NEWS/GLOBAL
The European Court of Justice has ruled that it is not a criminal
offence to deny the mass killings of Armenians in Ottoman Turkey in 1915 were “genocide”.
The case came about following a decision by the Swiss Parliament to make such
denials an offence. As a result, Doğu Perinçek (pictured), leader of Turkey ’s Labour Party, was fined following his
comments on the issue at a 2005 debate in Switzerland , in which he called the
Armenian genocide "an international lie".
The ECJ, which upholds the 47-nation European Convention on Human
Rights, said the Swiss law against genocide denial violated the principle of
freedom of expression. It added that the evidence about the mass killings of
Armenians in 1915 did not equate to the legal understanding of genocide:
"Genocide is a very
narrowly defined legal notion which is difficult to prove…Mr Perincek was
making a speech of a historical, legal and political nature in a contradictory
debate."
As part of its ruling made on 17 December 2013, the court drew a
distinction between the Armenian case and denying the Nazi Holocaust. In the
latter, the court argued, "the
plaintiffs had denied sometimes very concrete historical facts such as the
existence of gas chambers…They denied crimes committed by the Nazi regime that
had a clear legal basis. Furthermore, the facts they denied had been clearly
been established by an international tribunal."
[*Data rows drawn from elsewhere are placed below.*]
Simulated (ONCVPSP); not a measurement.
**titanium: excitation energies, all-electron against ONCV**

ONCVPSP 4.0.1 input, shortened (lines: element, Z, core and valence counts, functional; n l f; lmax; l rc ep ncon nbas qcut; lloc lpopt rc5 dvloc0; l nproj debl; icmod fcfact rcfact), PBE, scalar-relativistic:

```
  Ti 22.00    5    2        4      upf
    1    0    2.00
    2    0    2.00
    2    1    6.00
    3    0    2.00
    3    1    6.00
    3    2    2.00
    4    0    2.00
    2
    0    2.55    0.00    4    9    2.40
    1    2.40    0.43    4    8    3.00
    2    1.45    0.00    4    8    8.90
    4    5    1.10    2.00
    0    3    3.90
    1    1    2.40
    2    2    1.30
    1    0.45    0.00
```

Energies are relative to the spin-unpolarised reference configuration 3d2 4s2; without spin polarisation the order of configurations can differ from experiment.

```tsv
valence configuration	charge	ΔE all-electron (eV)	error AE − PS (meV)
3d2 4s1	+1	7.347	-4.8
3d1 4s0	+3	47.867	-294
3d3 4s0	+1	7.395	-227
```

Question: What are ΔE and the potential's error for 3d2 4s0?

A similar effort by France ’s
President Nicolas Sarkozy to make it compulsory to refer to the Armenian
tragedy as “genocide” was ruled "an
unconstitutional violation of the right to freedom of speech and
communication" by France 's
Constitutional Council in 2012.
While Armenians are bitterly disappointed about the verdict, many
in Turkey view the ruling a
major victory not only for Perinçek, but also for Turkey . Many Turkish historians,
politicians and other global commentators have long argued that the Armenian
account of the events of 1915 is neither truthful nor balanced.